Discussions

Ask a Question
Back to All

Monthly Patterns - Foot Traffic CBG column reliability

Specifically, I have questions about the following columns: visitor_home_cbgs and visitor_daytime_cbgs. I would like to clarify the definitions of the "home city" and "home CBG" fields, as well as understand how these fields are censored.

I've noticed that in many cases, the counts for each CBG are either set to "4" or are repeated, which raises some questions about how the visit counts are being censored or if values are reliable. I would appreciate any additional details on the censoring or noise mechanism used for these fields.

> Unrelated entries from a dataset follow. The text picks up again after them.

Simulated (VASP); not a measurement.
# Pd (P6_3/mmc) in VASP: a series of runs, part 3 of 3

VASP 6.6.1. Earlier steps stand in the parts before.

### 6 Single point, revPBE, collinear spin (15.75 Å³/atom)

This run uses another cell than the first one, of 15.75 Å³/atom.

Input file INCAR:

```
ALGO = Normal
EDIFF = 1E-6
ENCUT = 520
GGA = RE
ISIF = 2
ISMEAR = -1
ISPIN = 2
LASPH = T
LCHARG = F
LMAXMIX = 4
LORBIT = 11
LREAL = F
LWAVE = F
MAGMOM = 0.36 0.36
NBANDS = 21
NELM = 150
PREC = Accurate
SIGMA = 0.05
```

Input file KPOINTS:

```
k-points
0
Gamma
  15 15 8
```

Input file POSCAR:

Here are the specific issues we’ve observed:

Repeated Visitor Counts:

We have noticed instances of repeated counts in visitor home CBGs. For example, in one case (t=92, San Ho Won), there are four different CBGs, each with exactly 37 visits and no other CBGs with counts higher than 1. It seems unlikely that such evenly distributed counts are accurate. This raises concerns about potential double-counting or uncertainty in assigning visits to specific CBGs. Could you clarify if such patterns reflect a data processing issue or methodological approach?

Sparsity and Truncation:

Many restaurant-month pairs lack visitor CBG data entirely, while others show data for only a handful of CBGs. Some states like Newyork have more coverage and some states like California has very few CBGs for each location. Additionally, many observations are censored at 2-4 visits recorded as 4. This sparsity and truncation make the data challenging to interpret and limit its utility for geographic analysis. Could you provide more information on the underlying data panel's coverage, the handling of low-frequency CBGs, and whether CBGs with only 1 visit are excluded?